Guest Columnists

Assumption of Mary

by Father Ronan Murphy

On the Feast of the Assumption, the Holy Mother Church is pulling aside the curtain and showing us the reward that awaits us at the end of our lives, if we are faithful. The Church is saying to us, “You know all those promises that Jesus made in the Gospel about eternal life. Well! They’re going to come true, and as proof behold your Mother Mary because in her they have already come true.” 

In the book of Revelation, the Lord says: “Behold, I stand at the door and knock. If anyone hears my voice and opens the door, then I will enter his house and dine with him, and he with me. I will give the victor the right to sit with me on my throne, as I myself first won the victory and sit with my Father on His throne.” Grace is always freely given by God, but God also wants us to freely accept it. The Blessed Virgin Mary whose feast we celebrate on August 15th, was gloriously assumed body and soul into heaven and is now seated with her Son on his throne for making the greatest response to the greatest invitation of grace in the history of the world.

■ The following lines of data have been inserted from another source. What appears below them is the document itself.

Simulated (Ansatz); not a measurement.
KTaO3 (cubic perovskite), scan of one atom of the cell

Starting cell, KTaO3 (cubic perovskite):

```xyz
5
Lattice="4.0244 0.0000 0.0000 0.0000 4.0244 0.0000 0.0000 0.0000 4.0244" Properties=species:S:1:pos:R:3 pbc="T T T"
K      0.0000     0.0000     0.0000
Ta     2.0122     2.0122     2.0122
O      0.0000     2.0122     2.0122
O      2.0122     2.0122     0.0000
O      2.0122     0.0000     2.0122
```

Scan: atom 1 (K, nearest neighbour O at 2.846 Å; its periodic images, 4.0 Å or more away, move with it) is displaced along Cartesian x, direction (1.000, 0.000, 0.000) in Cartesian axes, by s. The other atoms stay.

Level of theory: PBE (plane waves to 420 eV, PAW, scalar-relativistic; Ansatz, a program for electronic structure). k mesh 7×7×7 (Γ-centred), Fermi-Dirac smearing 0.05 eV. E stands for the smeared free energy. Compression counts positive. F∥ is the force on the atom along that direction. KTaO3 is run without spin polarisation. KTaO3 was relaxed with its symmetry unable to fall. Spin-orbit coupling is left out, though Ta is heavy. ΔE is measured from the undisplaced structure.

Mary has been given a unique privilege of not seeing the decay of the grave at the end of her life. At the end of her life, her body and soul were taken into heaven to share in the everlasting life of her son Jesus Christ. One day we are going to see her and are going to embrace her, as we will Christ and enjoy life with them and with one another forever if we too are faithful.

Jesus stood at the door of Mary’s heart and knocked, and she heard his voice and opened the door to him. Jesus tells us in the Gospel, “Blessed are those who hear the word of God and keep it.” Mary heard it so faithfully and kept it so faithfully that the Word himself was conceived within her womb, thus becoming the Ark of the New Covenant. The Ark in the Old Testament was a prefigurement of Mary. Why? Because in the Old Testament, the Ark of the Covenant contained three things: It contained the Law or the Ten Commandments or the Word of God inscribed on the two tablets of stone; it contained a vessel with some of the Manna that God sent from Heaven to feed the Israelites in the desert and lastly it contained the staff of Aaron the High Priest. In the New Testament, Mary became the Ark of the New Covenant because in her was contained Jesus Christ himself who is the Lawgiver, the word becomes flesh, the true Bread of Life come down from Heaven and the Eternal High Priest. According to St. John in the book of Revelation, he saw the heavens opened and saw the Ark of the Covenant alluding to Mary’s assumption into heaven where she dwells body and soul for all eternity.

Jesus also stands at the door of our hearts and knocks as he did with His Mother. And, if we too hear his voice and obey it faithfully, we too like Mary shall be seated one day on her Son’s throne. Mary is our road map to that blessed state of grace. She will help us to find in Christ the path to the Father’s house. I’ve heard some people say, “I’ll go straight to Jesus without Mary,” which is like saying, “I’ll go to the Father without Jesus.” He who seeks Jesus without Mary tries to fly to Him without wings. Just as Jesus is the infallible way to the Father, Mary is the infallible way to the Son. The Justice of the Father has determined that the sufferings and the death of his Son are to pay for our redemption. The love of the heart of the son has determined that His Mother is to bring us to salvation. Assumed into heaven, Mary did not lay aside her maternal and saving role but in fact, she exercises it in a much greater way now that she is in heaven. As St. Alphonsus said, “In heaven, Mary knows our needs even better and her power to help us is even greater.” 

And so, on the feast of her Glorious Assumption, I encourage you to renew your devotion to Mary, Mediatrix of God’s saving grace, for as Mother of Jesus and our Mother, she has the power and the means to help us be faithful to God’s Holy Will, to respond to all God’s Graces so that when our life’s journey has ended, Jesus will say to us, “Thou hast been faithful unto death, receive now the crown of everlasting life.” It is then that our death, too, like Mary’s will be swallowed up in victory.

O death where is your victory?

O death where is your sting?

The sting of death is sin,

and the power of sin is the law.

But thanks be to God who gives us the victory

through our Lord Jesus Christ,

by the intercession of Mary.


Father Murphy is the Coordinator for Marian Devotions of the Diocese of Brooklyn.